For me? 944 FTW, hands down, not even a contest. It’s the 944. Easily the 944. There’s so much knowledge out there about how to fix a 944, so many how-tos and directions, tons of parts support…I love my 944.
Even when it’s a complicated job, there are numerous tutorials on how to do it, likely also videos, and a bunch of people to call when I get stuck. THERE IS NO SUBSTITUTE (for an obsessive fanbase, a solid classic parts program and active racing community), after all.
The VW 411 should be easy in theory, but the number of no-longer-available parts makes it a beast. Finding 914 bits for the engine or parts shared with the Type 3 and other cars is easy. Finding 411-specific anything is…well, you might have to make that part. I will say, the 914 crowd is awfully helpful on Type 4 problems, too.
We do not speak of wrenching on the Lancer. I’m scared of it.
UPDATE: GUESS WHAT’S BACK?!!!???!??!??!?!?!?????
https://www.instagram.com/p/Crj-XkIsMus/
Can’t really confirm this 100% because I haven’t don’t much in the way of wrenching on it, but my wife’s 2018 Forester has a rather empty front end with the oil filter sitting right up on top. It’s about the easiest oil change I’ve done. Everything else seems to be easily accessible.
My former Suzuki SX4 was… not exactly a joy to work on. As you can imagine, that engine bay way TIGHT. Replacing the serpentine belt was sort of a nightmare, and the oil filter was impossible to get to with normal sized hands. I loved that car, but I felt like everything fought me, even just doing brake pads revealed that the calipers were the sort that you need that weird square key thing to twist the pistons to compress them instead of just throwing a c-clamp on there.
91 Geo Metro.
Motor wore out. Carried it up to the 3rd story apartment for a rebuild.
Timing belt snapped. 45 minutes in a park & ride lot during a blizzard while the cops joke around.

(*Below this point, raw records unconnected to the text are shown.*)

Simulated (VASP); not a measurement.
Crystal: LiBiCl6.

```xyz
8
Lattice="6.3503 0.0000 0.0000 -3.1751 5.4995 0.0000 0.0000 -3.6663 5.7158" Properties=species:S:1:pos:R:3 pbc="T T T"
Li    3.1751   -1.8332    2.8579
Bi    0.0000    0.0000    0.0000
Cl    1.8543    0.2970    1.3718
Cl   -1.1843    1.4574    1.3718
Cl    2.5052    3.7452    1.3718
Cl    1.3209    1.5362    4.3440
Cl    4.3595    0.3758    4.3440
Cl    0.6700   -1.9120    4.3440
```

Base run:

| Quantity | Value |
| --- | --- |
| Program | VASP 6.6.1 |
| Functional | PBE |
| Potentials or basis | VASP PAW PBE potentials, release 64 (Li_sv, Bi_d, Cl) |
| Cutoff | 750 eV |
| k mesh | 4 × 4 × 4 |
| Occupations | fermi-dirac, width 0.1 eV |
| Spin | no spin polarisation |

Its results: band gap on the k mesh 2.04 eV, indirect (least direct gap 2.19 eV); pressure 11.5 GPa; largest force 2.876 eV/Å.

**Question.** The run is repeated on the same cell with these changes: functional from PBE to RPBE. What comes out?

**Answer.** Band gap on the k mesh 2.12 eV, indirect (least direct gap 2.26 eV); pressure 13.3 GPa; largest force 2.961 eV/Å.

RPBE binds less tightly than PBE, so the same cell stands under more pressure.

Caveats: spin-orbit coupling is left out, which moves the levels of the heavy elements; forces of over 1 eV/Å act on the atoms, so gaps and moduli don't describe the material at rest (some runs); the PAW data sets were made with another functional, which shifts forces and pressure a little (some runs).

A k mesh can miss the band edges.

Clutch burned out. Rolled it behind a 7-11 for the afternoon. Just needed a $99 clutch kit from Auto Zone, some sockets, and the scissor jack from the trunk.
Toughest job on that car was the fuel filter.
Wow… where in the hell is the fuel filter if that was the toughest job? I am impressed by your skill set, which always get honed out of “I ain’t payin someone to do it” times.
I applaud your efforts.
Thanks for the nice reply 🙂
Filter is stuffed next to the gas tank. Not to hard, just a pain with the hoses in a tight spot. I was pretty broke back then and that car was a perfect step up from waiting at the bus stop, unless I needed a ride to Auto Zone.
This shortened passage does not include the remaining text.